These Cheesy Mushroom Meatless Meatballs will surprise even those that give mushrooms the side-eye. Trust me!
These Cheesy Mushroom Meatless Meatballs will leave you doubting that that these little flavor-packed nuggets are meatless. Both the texture and the flavor of these “meat” balls are meat-like and the flavors are seriously delicious. Bite after bite they sing in your mouth! You can taste the spices and the richness of the mushrooms and cheese.
Eaten on their own, with sauce or with pasta and sauce…These Cheesy Mushroom Meatless Meatballs are a fantastic meatless meal option! I decided that 2017 is the year I cut down a bit on meat dinners. We really don’t need to eat meat every day for dinner.

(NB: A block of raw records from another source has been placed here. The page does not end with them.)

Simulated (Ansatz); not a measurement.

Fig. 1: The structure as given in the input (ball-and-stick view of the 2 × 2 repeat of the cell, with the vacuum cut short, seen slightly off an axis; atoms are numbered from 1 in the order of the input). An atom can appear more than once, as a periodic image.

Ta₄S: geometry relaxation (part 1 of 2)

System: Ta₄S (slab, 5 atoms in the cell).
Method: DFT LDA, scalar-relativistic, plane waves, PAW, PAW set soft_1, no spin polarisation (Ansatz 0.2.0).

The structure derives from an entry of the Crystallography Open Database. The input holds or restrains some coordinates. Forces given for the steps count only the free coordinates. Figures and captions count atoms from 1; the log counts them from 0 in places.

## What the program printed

Recently I heard about an all-natural Non-GMO verified, clean label line of specialty sauces called Jar Goods and was told that the taste would blow my socks off if I gave it a taste. Between the creators of the sauce being local, and the fact that I heard that Jar Goods, was one of six small business in the food industry selected out of 400+ applicants for the inaugural year of the Chobani Food Incubator. (Wow!!) And the quality of the sauce…I had to try it out.
The selection criteria for the Incubator Group was based off of the applicants business ideas and shared values. The fact that Chobani is giving support to start ups and the fact that a local company who just so happens to have a delicious product made the cut is impressive!
In case you are wondering…”Clean label”means a product is natural and chemical-free. A growing ingredient and labeling trend that many consumers are thrilled about.
Jar Goods currently has 3 specialty pasta sauces. Classic Red, Classic Spicy and Classic Vodka. If you ask me which is my favorite?? I can’t answer. You know how sometimes you are in the mood for a plain sauce and sometimes a spicy sauce? Jar Goods delivers on bot varieties and boy are they both good! I would bet that if you poured those sauces in a pot…no one would ever guess that you didn’t make the sauce yourself. They also deliver on their promise of “homemade in a jar”. And the Vodka Sauce?? Mmmm, that’s one of my favorite sauces ever and Jar Goods nailed it.
Just look at that rich vibrant sauce above on the meatballs!
Jar Goods recipe is based off of the sauce that Pa Vitelli lovingly made every day for 50 years at the famed New Jersey restaurant Jules. Jar Goods as a specialty food was brought-to-life as a retail product by his daughter and daughter-in-law. Love that!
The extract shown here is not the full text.